In Scripture the main "tyrants" are described as three, practically interchangeable, forces: Sin, Death, and the Devil--the unholy Trinity. Christ comes to set us free from these forces. As Aulen goes on to describe:
The work of Christ is first and foremost a victory over the powers which hold mankind in bondage: sin, death, and the devil. These may be said to be in a measure personified, but in any case they are objective powers; and the victory of Christ creates a new situation, bringing their rule to an end, and setting men free from their dominion.
If you've been keeping up with this series all this is very familiar. The trouble comes, however, with how modern readers of the bible are to understand sin, death and the devil to be "objective powers." Over the last few posts I've shown how, objectively and empirically, a fear of death motivates human sinfulness. There is an objective "power" in death that causes sin. But what about the devil? Again, let's recall two of the key passages guiding our meditations:
1 John 3.8b
The reason the Son of God appeared was to destroy the devil’s work.

Hebrews 2.14-15
Since the children have flesh and blood, he too shared in their humanity so that by his death he might break the power of him who holds the power of death—that is, the devil—and free those who all their lives were held in slavery by their fear of death.
What are we to do, as modern readers, with these references to the devil? As Aulen notes, one of the reasons Christus Victor atonement fell on hard times (replaced with the now ascendant substitutionary theories of atonement) was that it became difficult for modern readers to deal with the dualism inherent in texts like the ones we've been working with. The whole "devil holding humanity captive" idea seems a bit exotic, primitive and superstitious. Death is something we can work with, but the devil? Aulen describes how liberal theologians came to reject the thinking of the early Church Fathers:
[Modern, "liberal" theologians were] inclined to be critical of the forms in which the patristic teaching had usually expressed itself. They disliked intensely the 'mythological' language of the early church about Christ's redemptive work, and the realistic, often undeniably grotesque imagery, in which the victory of Christ over the devil, or the deception of the devil, was depicted in lurid colours. Thus the whole dramatic view was branded as 'mythological.' The matter was settled. The patristic teaching was of inferior value, and could be summarily relegated to the nursery or the lumber-room of theology.
Again, a part of this rejection was the dualism inherent in Christus Victor atonement:
Dualism was not popular with the Liberal Protestant theology of the eighteenth and nineteenth centuries; but the classic idea of the Atonement is dualistic and dramatic: it depicts the drama of the Atonement against a dualistic background. If Dualism is eliminated, it is impossible to go on thinking of the existence of powers hostile to God, and the basis of the classic view has been dissolved away.
So this is an issue we are going to have to struggle with if we want to go forward with a robust vision of Christus Victor. That is, it is all well and good to describe how our fear of death can motivate selfishness and sinfulness. It's quite another thing to describe the "satanic powers" holding humanity captive.

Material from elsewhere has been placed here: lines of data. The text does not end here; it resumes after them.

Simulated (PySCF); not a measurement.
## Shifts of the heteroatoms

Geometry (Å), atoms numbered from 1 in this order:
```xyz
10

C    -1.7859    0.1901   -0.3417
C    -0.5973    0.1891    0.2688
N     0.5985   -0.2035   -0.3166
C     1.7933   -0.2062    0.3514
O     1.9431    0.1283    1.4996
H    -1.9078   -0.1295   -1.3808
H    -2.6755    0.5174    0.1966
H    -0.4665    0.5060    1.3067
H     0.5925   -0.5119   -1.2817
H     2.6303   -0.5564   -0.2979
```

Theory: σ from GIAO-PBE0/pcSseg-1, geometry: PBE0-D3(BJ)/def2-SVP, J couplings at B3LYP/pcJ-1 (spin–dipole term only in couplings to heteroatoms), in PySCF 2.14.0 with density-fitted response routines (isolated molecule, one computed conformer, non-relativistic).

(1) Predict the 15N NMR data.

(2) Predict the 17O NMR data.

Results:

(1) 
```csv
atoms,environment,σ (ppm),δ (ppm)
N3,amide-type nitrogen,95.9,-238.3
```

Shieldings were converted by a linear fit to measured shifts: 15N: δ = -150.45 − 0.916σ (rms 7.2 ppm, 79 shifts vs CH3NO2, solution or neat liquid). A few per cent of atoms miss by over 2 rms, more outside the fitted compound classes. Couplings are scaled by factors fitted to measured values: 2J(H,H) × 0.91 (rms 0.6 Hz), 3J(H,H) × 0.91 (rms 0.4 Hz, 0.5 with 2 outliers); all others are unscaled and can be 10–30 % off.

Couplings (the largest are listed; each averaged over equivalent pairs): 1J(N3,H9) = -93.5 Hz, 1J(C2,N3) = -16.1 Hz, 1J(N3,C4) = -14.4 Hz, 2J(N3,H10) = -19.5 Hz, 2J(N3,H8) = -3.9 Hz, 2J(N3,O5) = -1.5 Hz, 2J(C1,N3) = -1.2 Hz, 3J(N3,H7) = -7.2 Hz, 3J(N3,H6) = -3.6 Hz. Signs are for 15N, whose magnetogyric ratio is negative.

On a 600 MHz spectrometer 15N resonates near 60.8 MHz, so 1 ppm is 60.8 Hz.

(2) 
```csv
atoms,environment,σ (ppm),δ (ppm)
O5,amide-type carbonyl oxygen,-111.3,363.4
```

So, how are we going to deal with the dualism inherent in Christus Victor theology? And how might we connect bondage to the "satanic powers" to everything else we've been discussing regarding the "slavery to death"? How are the devil and death related? These questions move us into the final act of this series, a consideration of how the principalities and powers are implicated in our "slavery to the fear of death."

My analysis of the powers, and many of you will see this coming, is going to rely on the work of Walter Wink. Specifically, I'm going to use Wink's work on the issue of dualism, the issue that makes a lot of people squirm when in comes to Christus Victor theology.

(Note for regular readers: If you've read my posts on the demonic you are already familiar with what I'm about to say. So you might elect to stop here, noting that, at this point in the argument, I'm using Wink's treatment of the demonic.)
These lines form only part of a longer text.